Postby gbjbaanb » February 7th, 2018, 11:32 am

I've been following these for a while, now bought some!

they were mentioned by MrC recently, but what he failed to mention was that although they have exited their energy business, they have also made orders 3 fold over previous sales.

http://www.londonstockexchange.com/exch ... 38200.html

Now they have been a small company making these grid-scale energy storage units using NASA technology, and have been struggling to get acceptance of them in the market - after all, nobody really wants grid batteries as they're too busy adding more renewable generation. But that will end eventually as renewables are too intermittent to power the grid by themselves; but also there is a market for areas that cannot be added to the grid - either because the grid company wants too much money to upgrade the connection (eg NG, solar farms today get charged a fortune to be connected as the grid is designed around centralised generation) or places where there is no grid, such as Africa.

Its the latter where they are making strides now, I assume because the technology has proven itself, and their initial sites can show that the things work.

So South Africa is now a market with their units, and Botswana has bought 14 of them, and they have just sold a unit to Melbourne university. this later is the most exciting one for me - Australia has huge problems with its power network, brown outs are reasonably common and nobody wants to build more fossil fuel power plants. RedT's sales tactics seem to be to get a unit in place to demonstrate to the locals, and from there sales roll in.
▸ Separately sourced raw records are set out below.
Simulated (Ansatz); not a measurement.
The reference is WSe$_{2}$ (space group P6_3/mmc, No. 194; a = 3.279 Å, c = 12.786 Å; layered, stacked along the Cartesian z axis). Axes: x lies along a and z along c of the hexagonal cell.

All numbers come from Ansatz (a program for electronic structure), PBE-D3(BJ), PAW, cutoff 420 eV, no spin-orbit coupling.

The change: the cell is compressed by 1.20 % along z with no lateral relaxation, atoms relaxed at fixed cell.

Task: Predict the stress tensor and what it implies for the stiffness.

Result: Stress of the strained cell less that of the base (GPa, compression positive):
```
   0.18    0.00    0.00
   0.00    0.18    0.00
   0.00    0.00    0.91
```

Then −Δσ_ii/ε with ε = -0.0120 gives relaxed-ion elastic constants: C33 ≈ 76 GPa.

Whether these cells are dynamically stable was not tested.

It is a small cap, and it is early days for grid scale batteries, but these are much more cost effective long-term than Elon Musk's lithium-ion batteries and more environmentally friendly (relatively speaking!). they are also launching their 3rd generation units this year which (I assume) will be more cost effective. Given the push for renewable generation policies around the world, I think these are a good long-term bet. There's little other manufacturer that makes such things, if you exclude Musk, and Lithium-ion batteries really aren't suitable for grid-scale daily charge/discharge cycling, so Red''s units should be quickly cost effective compared to them (Musk has economy of scale to back his pricing)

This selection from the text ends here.